Thin vs. Wide networks#

Let us now vary the width of our network. What happens?

model_list = []

width_list = [5, 10, 100, 1000]

for width in width_list:
    model = MLPshallow(hidden_dim=width)
    model_list.append(model)
    plot_net(model, label=f"Width = {model.hidden_dim}")

plot_data(dataset)
plt.title("At initialization")
plt.legend()

all_losses = [[] for _ in width_list]
all_weights = []
../_images/61ded11790bbddfba8cd5fda379e8bf179873918468f1a2ff8d3322810c96664.png
N_steps = 50000

for i, model in enumerate(model_list):
    losses = train(
        model,
        dataset,
        N_steps=N_steps,
        batch_size=15,
        lr=0.002,
        save_weights_every=1,
    )
    all_losses[i] += losses
    plot_net(model, label=f"Width = {model.hidden_dim}")

plot_data(dataset)
plt.title("After some training")
plt.legend()

plt.show()
../_images/cbb6c8ec2fcb17a85df059d6a11b404c41a5d129e06285767e95e343c556f364.png
fig, axs = plt.subplots(1, 2, figsize=(12, 4))

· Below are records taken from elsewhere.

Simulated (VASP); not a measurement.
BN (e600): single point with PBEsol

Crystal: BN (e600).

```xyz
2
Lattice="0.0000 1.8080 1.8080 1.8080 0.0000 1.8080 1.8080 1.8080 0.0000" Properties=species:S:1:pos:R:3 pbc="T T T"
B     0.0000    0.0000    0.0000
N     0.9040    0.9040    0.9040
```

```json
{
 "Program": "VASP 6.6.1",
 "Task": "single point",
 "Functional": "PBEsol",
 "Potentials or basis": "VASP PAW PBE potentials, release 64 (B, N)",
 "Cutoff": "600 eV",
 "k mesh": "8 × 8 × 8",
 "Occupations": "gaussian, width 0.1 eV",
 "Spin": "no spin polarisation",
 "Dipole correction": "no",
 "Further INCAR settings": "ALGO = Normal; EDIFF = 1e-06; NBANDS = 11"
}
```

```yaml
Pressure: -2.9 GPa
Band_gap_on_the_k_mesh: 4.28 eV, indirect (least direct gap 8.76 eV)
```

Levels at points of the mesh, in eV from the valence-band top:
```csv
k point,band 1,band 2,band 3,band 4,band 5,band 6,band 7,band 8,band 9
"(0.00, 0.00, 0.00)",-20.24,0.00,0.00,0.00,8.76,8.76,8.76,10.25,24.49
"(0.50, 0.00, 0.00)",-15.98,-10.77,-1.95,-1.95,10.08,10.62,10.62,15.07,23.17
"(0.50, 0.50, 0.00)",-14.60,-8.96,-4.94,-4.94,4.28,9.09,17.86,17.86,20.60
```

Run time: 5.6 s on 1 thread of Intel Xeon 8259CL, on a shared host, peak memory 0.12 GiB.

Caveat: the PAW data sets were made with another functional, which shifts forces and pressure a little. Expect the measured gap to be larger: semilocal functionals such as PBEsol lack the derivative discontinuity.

axs[0].set_title("Train loss")
for i, losses in enumerate(all_losses):
    points = np.arange(0, len(losses), 1)
    losses = np.array(losses)
    axs[0].loglog(points, losses[points], alpha=0.5, label=f"{width_list[i]}")

axs[1].set_title("Relative weight movement of last layer")
for model in model_list:
    all_weights1 = np.array(model.weight_history)
    weight_evol = np.linalg.norm(
        all_weights1 - all_weights1[0], axis=1
    ) / np.linalg.norm(all_weights1[0])

    axs[1].plot(weight_evol, alpha=0.5, label=f"{model.hidden_dim}")

plt.legend()
plt.show()
../_images/ba83f2b7373624a766ce627ded0bdf1c4ebd55d26814022e644d2d587f829dde.png

Bad initialization can you get you out of the Lazy regime#

We simulate bad initialization by taking two steps of gradient descent from initialization.

model_list = []
N_models = 10
for _ in range(N_models):
    model = MLPshallow(hidden_dim=100)
    model_list.append(model)
    train(
        model,
        dataset,
        N_steps=2,
        batch_size=30,
        lr=1,
        save_weights_every=-1,
    )
    plot_net(model)


plot_data(dataset)
plt.title("At bad initialization")

all_losses = [[] for _ in range(N_models)]
all_weights = []
../_images/0c58848eb3e60d53852ef4c99d96b4568fb6fe6c798220c2c2578d61b93e1d2d.png
N_steps = 1000
xmin = np.min(dataset.inputs.detach().numpy())
xmax = np.max(dataset.inputs.detach().numpy())
plt.xlim(xmin, xmax)
print(xmin, xmax)

for i, model in enumerate(model_list):
    losses = train(
        model,
        dataset,
        N_steps=N_steps,
        batch_size=30,
        lr=0.001,
        save_weights_every=1,
    )
    all_losses[i] += losses
    plot_net(model, xmin=xmin, xmax=xmax)

plot_data(dataset)
plt.title("After some training")

plt.show()
-0.98198813 0.7443142
../_images/b747af37ebf4a87b1f30067cad2885f0ab59bc1b4b56e15d71dac453aac46c7b.png
fig, axs = plt.subplots(1, 2, figsize=(12, 4))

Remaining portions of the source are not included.